White supremacist sentenced to 2 years in bomb plot case
LAS VEGAS (AP) — A white supremacist who told an undercover FBI agent about his plans to firebomb a synagogue or attack a Las Vegas bar catering to LGBTQ customers was sentenced Friday to two years in prison.
Conor Climo, 24, apologized before U.S. District Judge James Mahan sentenced him to prison followed by six months of home confinement with electronic monitoring. Prosecutors recommended a 30-month prison sentence.
“I was truly wrong for all of this," Climo said. “I even have come to really regret everything, everything that I was involved with.”

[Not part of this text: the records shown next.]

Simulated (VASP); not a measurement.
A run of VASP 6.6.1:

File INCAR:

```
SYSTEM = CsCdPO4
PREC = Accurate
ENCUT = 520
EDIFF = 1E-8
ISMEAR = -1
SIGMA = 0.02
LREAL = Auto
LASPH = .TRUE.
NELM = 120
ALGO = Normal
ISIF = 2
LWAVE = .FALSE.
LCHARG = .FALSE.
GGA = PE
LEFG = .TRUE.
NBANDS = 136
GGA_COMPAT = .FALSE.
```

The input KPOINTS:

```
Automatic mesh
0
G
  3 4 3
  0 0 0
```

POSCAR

The judge gave Climo credit for the jail time he already has served since his August 2019 arrest and agreed to recommend that he serves his prison time in Louisiana, near grandparents whom he plans to live with after his release.
“I'm going to take you at your word,” Mahan told Climo. “I think you have seen the error of your ways and you want to reform.”
Defense attorney Paul Riddle said his client is grateful that FBI agents arrested him when they did because he knows that he was on a “very dark path."
“But he's not on that path anymore, and he's the not same person that was arrested,” Riddle said.
The FBI said it began investigating Climo in April 2019 after learning of his encrypted internet chats with members of Feuerkrieg Division, an international offshoot of a U.S.-based neo-Nazi group called Atomwaffen Division. Climo told FBI agents that he joined Feuerkrieg Division but left because he “became bored with the group and their inaction,” according to a court filing.
Climo, in pleading guilty to a firearm charge, acknowledged that he discussed attacking a synagogue or other targets during his online communications with an undercover FBI agent and an informant. Agents who searched Climo's...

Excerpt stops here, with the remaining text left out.